Due to their high aspect ratio, low density, and outstanding electrical, thermal, and mechanical properties, carbon nanotubes (CNTs) have recently been established as an effective and desirable additive; and, there has been growth in the incorporation of CNTs into thermoplastics. ⁴ The influence of CNTs on the electrical conductivity of polymers is significant, particularly when compared with conventional additives. ^5,6 To attain high electrical conductivity, uniform dispersion of CNTs in a polymeric matrix is critical. ⁷

Two mechanisms are responsible for generating the conductive paths through a CNT-reinforced polymer: CNT-to-CNT junctions ⁸ and the tunneling of electrons between two neighboring CNTs through polymer gaps smaller than 1.8 nm. ^9,10 An important criterion in these established conduction mechanisms is the critical filler concentration, called the percolation threshold, at which a stable electrically conductive network is formed. ¹¹ The electrical conductivity of composites with spherical and high aspect ratio fillers have been established with models developed by Kirkpatrick ¹² and Celzard et al., ¹³ respectively.

Another method for simulating CNT networks is developing pseudo three-dimensional (3D) models. These pseudo-3D models represent thin layers of nanocomposites and were developed using Monte Carlo simulations by Behnam et al. ¹⁴ Random networks of rod-shaped additives within an insulating matrix have been mimicked by 3D simulations. ^15,16 The effects of CNTs’ orientation on the electrical conductivity of nanocomposites were investigated by Bao et al. in a 3D model. ¹⁷

The use of CNTs for fabricating electrically conductive polymers has led to extensive attempts to apply polymeric nanocomposites in electromagnetic interference (EMI) shielding applications. ¹⁸ Shielding of EMI refers to an enclosure that confines an electronic product and acts as a barrier for unwanted electromagnetic radiations. ^19,20 It has been reported that by increasing electrical conductivity, the EMI shielding effectiveness (SE) of materials increases. ^2,21 Multilayered conductive polymeric composites have also been used to enhance EMI SE by increasing the multiple reflections at the internal interfaces. ^22,23 Zhang et al. ²⁴ stated that internal multiple reflections are due to the scattering influence of the material’s internal inhomogeneity.

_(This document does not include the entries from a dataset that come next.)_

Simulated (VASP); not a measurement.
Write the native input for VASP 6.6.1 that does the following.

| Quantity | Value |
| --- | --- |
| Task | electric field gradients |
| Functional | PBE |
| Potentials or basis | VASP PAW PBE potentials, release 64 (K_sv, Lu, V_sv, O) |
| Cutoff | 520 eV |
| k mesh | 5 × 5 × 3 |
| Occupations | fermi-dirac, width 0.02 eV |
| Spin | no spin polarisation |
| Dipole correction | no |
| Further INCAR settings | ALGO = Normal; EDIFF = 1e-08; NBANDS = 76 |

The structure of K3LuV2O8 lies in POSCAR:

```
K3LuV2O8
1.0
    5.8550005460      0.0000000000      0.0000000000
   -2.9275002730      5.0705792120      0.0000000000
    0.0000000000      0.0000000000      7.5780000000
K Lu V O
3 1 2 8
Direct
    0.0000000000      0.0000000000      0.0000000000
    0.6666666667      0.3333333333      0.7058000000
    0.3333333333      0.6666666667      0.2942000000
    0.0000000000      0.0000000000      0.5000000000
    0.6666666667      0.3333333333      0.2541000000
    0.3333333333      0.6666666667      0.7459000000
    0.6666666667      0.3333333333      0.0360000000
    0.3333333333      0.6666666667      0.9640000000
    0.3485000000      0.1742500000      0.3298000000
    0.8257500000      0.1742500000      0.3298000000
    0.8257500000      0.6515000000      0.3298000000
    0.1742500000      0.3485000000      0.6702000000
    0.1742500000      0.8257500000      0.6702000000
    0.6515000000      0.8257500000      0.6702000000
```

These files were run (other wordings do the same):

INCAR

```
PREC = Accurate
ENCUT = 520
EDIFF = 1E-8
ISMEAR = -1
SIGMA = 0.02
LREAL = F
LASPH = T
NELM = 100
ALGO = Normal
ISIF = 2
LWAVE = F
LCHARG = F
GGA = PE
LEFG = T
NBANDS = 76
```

Being lightweight is another essential requirement for a practical and effective EMI shielding material. ² There are some established methods for decreasing the density of polymeric composites, such as foaming via chemical or physical agents, which also leads to high mechanical energy absorption, and is relatively low cost, while maintaining modest mechanical performance. ²⁵ Motlagh et al. ²⁶ reported that foaming of carbon fiber-loaded polymers using a chemical blowing agent leads to enhanced electrical conductivity, due to increases in fiber orientation. Very recently, Ameli et al. ²⁷ foamed polypropylene/carbon fiber composites using nitrogen gas as a physical blowing agent and reported that this type of foaming was also able to improve the electrical conductivity and EMI SE of polymer composites. In foamed composites, voids can be effective in enhancing the EMI shielding capabilities of polymer composites as the internal reflections of electromagnetic waves are increased. ²⁸ The reflection of electromagnetic waves is related to the impedance mismatch between air and the composite. ²⁹ Molenberg et al. ³⁰ utilized foamed CNT/polymer composites for EMI shielding applications. They showed that foaming of CNT-loaded polymers resulted in the manufacture of shielding materials with a relatively high SE. In other research works, foamed polystyrene (PS) composites with carbon nanofibers and CNTs were used for shielding applications; and, it was shown that these nanocomposites achieved a high SE through foaming. ² Although foamed CNT/polymer nanocomposites show good potential for EMI shielding applications, a survey of the literature found that very few research works have been conducted using these nanocomposites for EMI shielding applications.

In addition to other conventional foaming techniques, such as using chemical and physical agents, the salt leaching method is used for microporous foaming. ^31,32 In this method, soluble fine particles, such as sodium chloride (NaCl) crystals, are mixed with the molten composite. After molding, the material is soaked in a solvent (e.g. water) to dissolve the soluble particles, allowing the desired inner voids to appear.

The main objective of this study is to evaluate the effects of foaming on electrical properties of CNT-based nanocomposites. A pseudo-3D computational model based on the moving random walkers within the CNT network was used to investigate the electrical behavior of composites with different void percentages. For incorporating the effects of voids on the electrical behavior of a representative volume element (RVE), some hollow circular voids were added to the subjected RVE. It was thought that the addition of these voids may lead to the reduction of the number of CNTs, which may result in a decrease in electrical conductivity. Different volume percentages of voids were created within the specimens through the leaching method. It was assumed that the presence of hollow structures inside the specimens may lead to internal reflection of electromagnetic waves and improvement of the EMI SE. Another advantage of the internal voids in the foamed specimens is their lower weight compared with the nonfoamed PS/CNT specimens.

Modeling

A computational pseudo-3D model for measuring the equivalent electrical resistance of CNT networks based on random walk on finite networks was developed. A random walker in this method is simulated by a particle in an electrical network by others. ^33,34 In the presented model, particles are imported a complex circuit from the highest potential nodes called sources. Such particles move through the network to the lowest potential nodes called sinks or drains (Figure 1). The pathway chosen by the particles depends upon the probability of each possible path connected from one node to another. The model counts the number of particles and calculates iteratively the corresponding current and voltage of each node. The total electrical current passing and resistivity through the CNT network are then computed.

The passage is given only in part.